That’s it for this week! Check the webstore for some real shit. We’ve got the new Pleather single, the cyco loco nastiness of DC’s Corvo, plus much much more.

Til next time!

Thursday, October 10, 2019

One Eye Goes Back; The Other, Forward.

Hello hello hello,

I dug out our old "blogspot" in order to, hopefully, more efficiently communicate over the next year. We've got two points of discussion to get through today, one "small" and one BIG.

Let’s get the "small" one out of the way first, though this speaks more to the quantity of info, not the quality. The modern masterpiece Blackie by Roy Kinsey is and has been available on vinyl for some time. It was an honor to work on this with Roy and Mike and, after a very long sabbatical on our part, have the chance to get it into your hands. It’s joining the webstore accompanied by some other “recent” acquisitions, as well as almost everything in our inventory at the lowest price possible (a sale that will largely last until those products have been cleared out). Please follow the link above to one of our storefronts and scoop it up.

What comes next is long, it's BIG, if ya dig, so if you stick around, take the time, and follow us through it, I thank you for being what you are: a True Believer.

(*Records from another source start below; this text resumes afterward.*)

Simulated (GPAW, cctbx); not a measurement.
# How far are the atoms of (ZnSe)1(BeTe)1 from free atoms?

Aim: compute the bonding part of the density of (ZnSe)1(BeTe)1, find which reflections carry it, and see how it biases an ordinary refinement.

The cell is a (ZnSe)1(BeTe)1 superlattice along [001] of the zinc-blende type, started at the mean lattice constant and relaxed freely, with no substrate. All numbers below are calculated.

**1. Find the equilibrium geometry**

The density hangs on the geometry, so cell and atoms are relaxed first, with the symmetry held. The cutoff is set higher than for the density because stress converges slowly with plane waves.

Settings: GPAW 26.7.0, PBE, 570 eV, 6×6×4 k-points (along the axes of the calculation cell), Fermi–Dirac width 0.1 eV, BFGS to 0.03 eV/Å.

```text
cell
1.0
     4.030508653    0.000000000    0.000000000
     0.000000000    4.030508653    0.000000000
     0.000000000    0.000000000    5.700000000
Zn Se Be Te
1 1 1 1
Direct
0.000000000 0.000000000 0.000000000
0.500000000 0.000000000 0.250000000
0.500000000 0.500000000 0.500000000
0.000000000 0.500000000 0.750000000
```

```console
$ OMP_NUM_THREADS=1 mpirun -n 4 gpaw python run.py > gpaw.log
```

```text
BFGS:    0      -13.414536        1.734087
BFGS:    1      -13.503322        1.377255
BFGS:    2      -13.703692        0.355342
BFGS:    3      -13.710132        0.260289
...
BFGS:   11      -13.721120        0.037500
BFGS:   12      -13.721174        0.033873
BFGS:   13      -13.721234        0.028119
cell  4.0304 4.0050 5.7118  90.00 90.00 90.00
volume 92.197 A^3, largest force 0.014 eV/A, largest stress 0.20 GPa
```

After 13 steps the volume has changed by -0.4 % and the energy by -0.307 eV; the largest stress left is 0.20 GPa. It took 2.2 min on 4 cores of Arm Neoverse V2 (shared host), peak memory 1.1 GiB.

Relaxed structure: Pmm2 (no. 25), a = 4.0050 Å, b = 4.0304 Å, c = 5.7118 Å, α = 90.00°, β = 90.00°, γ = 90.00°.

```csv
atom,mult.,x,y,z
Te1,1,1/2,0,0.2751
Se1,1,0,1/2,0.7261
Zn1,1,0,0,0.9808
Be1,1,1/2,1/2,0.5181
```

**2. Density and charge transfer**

I borrowed this term, from the Man, the late Stan Lee, father (grand-father? Great grand-father?) of modern comic books, the head of the House of Ideas. He used it as I use it, to describe a group of fanatics who just can’t seem to get enough of what most would write off as kid shit, those in pursuit of alternative modes of expression, those who fumble and falter through one bad idea after another until, finally, it clicks!, and you find the good one. I like to think that is the legacy of Not Normal Tapes. That the dead space and silence, what little of it there was between each release was a series of fumbles ‘til we face-planted into that out of the way sort of genius I believe constitutes an NNT release.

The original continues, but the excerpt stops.